Oil stocks have traditionally been a good spot for investors to find high dividend yields. The decline in oil demand and production in 2020 has sent shares of oil stocks lower, creating higher dividend yields.
The question could be whether the dividends are sustainable. Here's a look at three dividend oil stocks for investors to consider.
ExxonMobil: One of the largest oil companies in the U.S. and world is Exxon Mobil Corporation (NYSE:XOM).
The company’s dividend yield hit 10% in September, with shares down significantly in 2020. Shares yield 9% and could be a long-term bet on a recovery in oil prices — and Exxon’s history of raising dividends.

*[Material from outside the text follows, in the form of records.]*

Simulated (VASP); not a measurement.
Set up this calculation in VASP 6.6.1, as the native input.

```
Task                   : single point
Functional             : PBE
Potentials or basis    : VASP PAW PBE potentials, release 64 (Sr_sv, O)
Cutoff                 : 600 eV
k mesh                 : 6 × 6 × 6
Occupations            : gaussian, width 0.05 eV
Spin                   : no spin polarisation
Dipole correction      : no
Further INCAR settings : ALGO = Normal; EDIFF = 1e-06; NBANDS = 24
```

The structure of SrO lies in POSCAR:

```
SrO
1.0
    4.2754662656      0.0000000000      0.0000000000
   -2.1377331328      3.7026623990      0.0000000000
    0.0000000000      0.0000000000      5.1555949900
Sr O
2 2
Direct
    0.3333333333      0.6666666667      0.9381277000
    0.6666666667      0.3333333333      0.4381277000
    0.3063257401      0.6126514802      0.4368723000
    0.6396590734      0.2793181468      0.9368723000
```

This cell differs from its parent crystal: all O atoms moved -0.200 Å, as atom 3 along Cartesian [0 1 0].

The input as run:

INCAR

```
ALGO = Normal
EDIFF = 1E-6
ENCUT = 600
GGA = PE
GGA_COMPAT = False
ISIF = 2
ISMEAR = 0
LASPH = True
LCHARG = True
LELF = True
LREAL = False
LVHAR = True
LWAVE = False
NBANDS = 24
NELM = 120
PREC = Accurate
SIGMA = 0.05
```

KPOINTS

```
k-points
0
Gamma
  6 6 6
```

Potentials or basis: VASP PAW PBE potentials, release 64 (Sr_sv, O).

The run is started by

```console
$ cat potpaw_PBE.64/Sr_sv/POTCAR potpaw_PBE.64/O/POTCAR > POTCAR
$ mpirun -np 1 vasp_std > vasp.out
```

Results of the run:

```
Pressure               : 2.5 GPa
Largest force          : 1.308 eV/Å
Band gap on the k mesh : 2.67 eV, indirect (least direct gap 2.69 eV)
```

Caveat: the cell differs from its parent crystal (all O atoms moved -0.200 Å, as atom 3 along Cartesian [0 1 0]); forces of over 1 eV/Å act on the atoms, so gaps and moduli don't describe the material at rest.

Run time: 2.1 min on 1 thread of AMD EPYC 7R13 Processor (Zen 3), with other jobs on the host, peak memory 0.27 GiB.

The company has seen revenue fall from $197.8 billion to $135 billion for the first nine months of 2019 compared to the same period in 2020. The company reported a net loss of 18 cents per share in the third quarter, which was down from the prior year’s profit of 68 cents a share, but an improvement on the 70-cent loss in the second quarter.
Exxon Mobil’s dividend yield was 5.8%, 7.9% and 7.9% at the time of the first three quarterly payouts in 2020.
In 2019, the quarterly dividend yields were all 5% or less. Analysts have questioned whether the company can keep paying out high dividends.
The company maintained its quarterly payout of 87 cents for the current quarter when some believed it would be cut.
Chevron: Shares of Chevron Corporation (NYSE:CVX) are down 28% in 2020. The company now has a dividend yield of 6%.
The company reported a loss of $207 million in the third quarter, but showed improvements with capital spending down 48% and operating expenses down 12% year-over-year.
Chevron's year-to-date revenue is $69.6 billion, down from $105.3 billion in the prior year.
The acquisition of Noble Energy closed in October, which Chevron said will strengthen the company’s portfolio.
A joint venture for renewable natural gas, CalBioGas, also started production in the third quarter, which could be a growth area for investors to watch.
Chevron typically raises its dividend for the start of every year, which means the next quarterly report will be the one where investors are watching for a dividend raise, cut or the status quo.
Kinder Morgan: The largest energy infrastructure firm in the S&P 500 is Kinder Morgan Inc (NYSE:KMI). The company is tied to the prices of oil and natural gas. Kinder Morgan owns 83,000 miles of pipelines and has 147 terminals that help transport natural gas, gasoline, oil and CO2.
Third-quarter revenue for Kinder Morgan was $2.9 billion compared to $3.2 billion in the prior year period. Earnings per share were 21 cents in the third quarter compared to 22 cents in the prior year.
Kinder Morgan cut its dividend in 2016, but have been raising it every year since to the current 26.25 cents per quarter.
“Once we have completed our 2021 budget process, the board will determine the fourth quarter 2020 dividend and our dividend policy for 2021,” the company said in its third-quarter earnings release.
Shares of Kinder Morgan are down 34% in 2020. While some oil stocks have rallied in the last month, Kinder Morgan shares are up 9%.